Guest post originally published on Rancher’s blog by Saiyam Pathak
Kubernetes upgrades are always a tough undertaking when your clusters are running smoothly. Upgrades are necessary as every three months, Kubernetes releases a new version. If you do not upgrade your Kubernetes clusters, within a year, you can fall far behind. Rancher has always focused on solving problems, and they are at it again with a new open source project called System Upgrade Controller. In this tutorial, we will see how to upgrade a K3s Kubernetes cluster using System Upgrade Controller.

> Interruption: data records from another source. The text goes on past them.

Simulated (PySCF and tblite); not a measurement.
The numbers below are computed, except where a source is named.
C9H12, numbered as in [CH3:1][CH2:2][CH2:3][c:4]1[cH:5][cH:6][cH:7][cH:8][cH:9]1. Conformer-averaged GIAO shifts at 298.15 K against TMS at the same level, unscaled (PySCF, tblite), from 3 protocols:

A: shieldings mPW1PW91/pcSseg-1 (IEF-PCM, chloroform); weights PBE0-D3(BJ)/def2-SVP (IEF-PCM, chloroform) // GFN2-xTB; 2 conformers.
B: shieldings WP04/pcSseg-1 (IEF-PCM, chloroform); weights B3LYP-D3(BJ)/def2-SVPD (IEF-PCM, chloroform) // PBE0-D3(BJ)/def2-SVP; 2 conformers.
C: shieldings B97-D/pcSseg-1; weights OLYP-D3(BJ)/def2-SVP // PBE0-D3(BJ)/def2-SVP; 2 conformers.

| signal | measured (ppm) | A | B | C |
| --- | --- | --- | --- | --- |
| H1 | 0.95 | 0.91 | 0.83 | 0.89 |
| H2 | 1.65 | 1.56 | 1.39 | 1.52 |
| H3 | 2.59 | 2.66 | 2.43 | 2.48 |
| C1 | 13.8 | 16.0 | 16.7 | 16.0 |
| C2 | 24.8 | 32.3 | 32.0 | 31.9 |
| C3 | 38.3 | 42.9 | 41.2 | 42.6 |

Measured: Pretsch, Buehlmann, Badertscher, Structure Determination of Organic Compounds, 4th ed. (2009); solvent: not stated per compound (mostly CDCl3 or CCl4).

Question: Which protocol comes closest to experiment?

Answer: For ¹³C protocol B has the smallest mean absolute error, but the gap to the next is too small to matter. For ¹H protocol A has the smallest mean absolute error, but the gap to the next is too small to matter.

System Upgrade Controller introduces a new Kubernetes custom resource definition (CRD) called Plan. Now Plan is the major component that handles the upgrade process. Here is the architecture diagram, taken from the git repo.
As you can see in the image, Plan is a Kubernetes object in the yaml where the nodes to be updated are defined using the label selector. Let’s say there is a node with label upgrade: true. Now when plan runs, only the nodes with label true will be updated. The controller decides on which node the upgrade jobs have to run and takes care of updating the labels after the job’s successful completion.
Automate K3s Upgrades with System Upgrade Controller
There are two major requirements for upgrading your K3s Kubernetes cluster:
- CRD install
- Creating the Plan
First, let’s check the current version of K3s cluster running.
For quick installation, run the below commands:
#For master install:
curl -sfL https://get.k3s.io | INSTALL_K3S_VERSION=v1.18.9+k3s1 sh
#For joining nodes:
K3S_TOKEN is created at /var/lib/rancher/k3s/server/node-token on the server.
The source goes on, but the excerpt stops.